Many amateur and professional cooks bolster their creations with spices that enhance flavor. Vanilla is one of the most popular spices, but sometimes factors such as price or convenience may prevent an individual from using pure vanilla. In these cases, a number of substitution options exist, from artificial alternatives to similar spices. Closely related sweets like almond extract and maple syrup may complement some recipes. Liquor-based offerings such as rum or brandy provide another substitution option.
Vanilla is a spice made from vanilla orchid plants. The spice has become such a fixture in recipes — particularly sweet recipes — because it produces a sweet but unobtrusive flavor. As such, it blends seamlessly with many types of ingredients.
Perhaps the most often used form of vanilla in cooking is vanilla extract. This liquid is a combination of vanilla beans, water, and ethyl alcohol. The closest vanilla substitute one will find to vanilla extract is the vanilla bean itself. This is the pure form of vanilla and thus will retain the most intense flavor. Any other products with vanilla as a base — like vanilla sugar or vanilla paste — can mimic many of the properties of vanilla extract.
Certain substances may serve as a vanilla substitute provided they work well with the recipe at hand. Such substances possess a unique taste that may not mesh with other substances. In these cases, experimentation is best. Examples include Fiori di Sicilia, lemon juice, and almond extract. Some cooks even use tea.
A few forms of vanilla substitute provide a somewhat similar effect as vanilla, but may prove too sweet for certain palettes. Maple syrup, for example, may work well in recipes that typically feature a high amount of sweetness. Certain liquors like brandy or rum may also function well in a recipe if used in small amounts.

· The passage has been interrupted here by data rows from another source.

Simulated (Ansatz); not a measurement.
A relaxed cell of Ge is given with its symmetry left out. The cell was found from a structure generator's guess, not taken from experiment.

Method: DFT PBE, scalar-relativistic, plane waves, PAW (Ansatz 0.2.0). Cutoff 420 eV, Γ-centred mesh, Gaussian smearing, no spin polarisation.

Many companies also market imitation vanilla products. While these products may emulate vanilla flavor, they share only a limited number of ingredients with a real vanilla bean or extract. An artificial vanilla substitute product is typically less expensive and will likely have a less intense aroma. Such products are common in ice cream, cakes, and custards.
Generally, one should use the same amount of a vanilla substitute as one would the traditional vanilla additive. For example, if a recipe suggests 1 teaspoon (5 ml) of vanilla extract, one would usually use 1 teaspoon (5 ml) of the substitute. Exceptions may be needed for stronger or flavor-variant substitutes, where slightly smaller amounts may be advisable.